By: Ilana Goldowitz Jimenez, Plant Scientist & Writer
Parsnips are easiest to harvest and prepare for cooking when they have straight roots. But they often develop forked, twisted, or stunted roots. Read on to discover how to grow straight parsnips using something as simple as a cardboard tube.
Parsnips germinated indoors in typical germination trays are almost guaranteed to have deformed roots. Trays used to germinate other seeds are too shallow for parsnips. When a parsnip seed germinates, it first sends down its deep taproot (single plunging root) and only later sends up a tiny shoot with its first leaves. This means by the time you see the seedling emerge from the soil, its root has already hit the bottom of the tray and begun to coil or fork.
The usual way to deal with this problem is to directly sow parsnip seeds in your garden. Parsnips can also develop forked or deformed roots if they’re grown in hard or clumpy soil, so it’s important to prepare the soil deeply and break up clumps and clods.
However, outdoor sowing introduces the problem of keeping the seeds moist. Parsnip seeds won’t germinate and push above the surface unless you keep them moist until you see the seedlings growing, which often takes 3 weeks or more. It can be difficult to keep the soil constantly moist outdoors for this long, especially if your plot is at a community garden and not in your backyard.
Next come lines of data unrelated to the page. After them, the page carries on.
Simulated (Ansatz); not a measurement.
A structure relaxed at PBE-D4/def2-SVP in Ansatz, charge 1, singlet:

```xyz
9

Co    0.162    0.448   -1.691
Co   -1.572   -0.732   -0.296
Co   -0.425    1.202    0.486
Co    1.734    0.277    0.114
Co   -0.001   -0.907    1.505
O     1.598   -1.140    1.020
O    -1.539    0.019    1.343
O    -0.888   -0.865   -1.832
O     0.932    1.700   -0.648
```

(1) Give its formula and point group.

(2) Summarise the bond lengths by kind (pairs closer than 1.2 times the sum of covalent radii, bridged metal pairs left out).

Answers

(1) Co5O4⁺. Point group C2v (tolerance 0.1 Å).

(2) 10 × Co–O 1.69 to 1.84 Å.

Plus, parsnip seeds often have patchy germination even under good conditions, so you can end up with gaps and uneven spacing in your rows.
Creative gardeners have come up with a perfect solution to this conundrum – growing parsnip seedlings in 6- to 8-inch long (15-20 cm.) cardboard tubes, such as the tubes left over from paper towel rolls. You can also make your own by rolling newspaper into a tube.
Note: Growing parsnips in toilet paper rolls is not an ideal way to prevent them from developing forked roots. Toilet paper tubes are too short and the root can reach the bottom quickly and then fork, either when it touches the bottom of the seed tray or when it hits poorly prepared soil outside the roll.
Place the tubes in a tray and fill them with compost. Since parsnip seeds may have low germination rates, one option is to pre-germinate seeds on moist paper towels, then carefully place the germinated seeds just below the surface of the compost. Another option is to soak seeds overnight, then place 3 or 4 seeds in each tube and thin the extras when they appear.
Transplant the seedlings as soon as the third leaf appears (this is the first “true” leaf that develops after the seed leaves). If you wait longer than this, the root might hit the bottom of the container and begin to fork.
Cardboard tube-grown parsnips can reach up to 17 inches (43 cm.) long, or more. That means you’ll need to provide the seedlings with deeply prepared soil. When you transplant the seedlings, dig holes about 17 to 20 inches (43-50 cm.) deep. Try using a bulb planter to do this. Then, partially fill in the hole with fine soil and place your seedlings, still in their tubes, into the holes with their tops even with the soil surface.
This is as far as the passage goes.